Layette Pamela is 25 years old, but looks much older. She has to stop and count how many people were living in her tiny house in the Acholi Quarter in Kampala before the village was started. Her husband had a co-wife who left, leaving Pamela with her three children, in addition to Pamela's own four. She also cares for her sister's two children, and her husband lives with her too. That numbers 11 in the household, and all are moving to the new village.

Pamela (pronounced Pam-EL-a) is an entrepreneur. In addition to paying all the children's school fees with the proceeds from bead sales, she also sells varnish to other beaders and runs the equivalent of a delicatessen, selling Acholi specialties out of her house.

She says she never dared to think about owning a house: "The dream was not there." Pamela is one of the many displaced Acholi women in Kampala who ended up in the Acholi Quarter in mud houses the size of most bathrooms.

She came from the north during the insurgency in 2002, after an in-law was murdered in her house. "Many were abducted, and I could not stay," she explains.

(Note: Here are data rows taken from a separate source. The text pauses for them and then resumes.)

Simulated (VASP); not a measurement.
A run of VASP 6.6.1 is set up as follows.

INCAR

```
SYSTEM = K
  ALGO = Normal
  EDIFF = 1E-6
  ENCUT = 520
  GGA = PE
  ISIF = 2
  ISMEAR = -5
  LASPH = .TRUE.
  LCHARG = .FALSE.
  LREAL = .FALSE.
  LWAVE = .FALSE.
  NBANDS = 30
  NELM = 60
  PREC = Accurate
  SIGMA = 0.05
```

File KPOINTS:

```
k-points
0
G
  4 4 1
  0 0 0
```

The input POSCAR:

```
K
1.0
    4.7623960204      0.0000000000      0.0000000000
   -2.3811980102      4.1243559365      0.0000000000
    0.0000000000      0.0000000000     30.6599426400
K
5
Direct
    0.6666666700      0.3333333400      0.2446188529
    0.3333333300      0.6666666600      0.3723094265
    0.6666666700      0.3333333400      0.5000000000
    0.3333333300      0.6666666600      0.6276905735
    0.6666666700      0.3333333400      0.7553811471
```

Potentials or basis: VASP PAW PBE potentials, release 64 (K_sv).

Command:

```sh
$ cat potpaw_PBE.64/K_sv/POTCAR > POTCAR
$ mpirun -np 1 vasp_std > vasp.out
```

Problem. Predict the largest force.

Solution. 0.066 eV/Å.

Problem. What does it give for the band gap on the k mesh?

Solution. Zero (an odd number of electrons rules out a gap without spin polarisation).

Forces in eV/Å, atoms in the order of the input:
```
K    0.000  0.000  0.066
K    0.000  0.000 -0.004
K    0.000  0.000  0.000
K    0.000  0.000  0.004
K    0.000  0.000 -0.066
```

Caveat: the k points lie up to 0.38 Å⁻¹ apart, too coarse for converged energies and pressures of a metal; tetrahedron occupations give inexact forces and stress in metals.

Pamela wears bright-colored sarongs over her print dresses. She has short hair and a big smile, and she is straightforward and earnest. Pamela says in a quiet way that she is very excited about moving into her own house. "That house will be permanently mine, no landlord knocking on the door for the rent." She will continue to sell varnish and other things, and will be thinking of a new business. She chose Design C2, a 2-bedroom house with storage and a sitting room. She envisions herself digging in the garden, planting maize, beans, and other vegetables.

With the village, she says, there is "only happiness now in my life."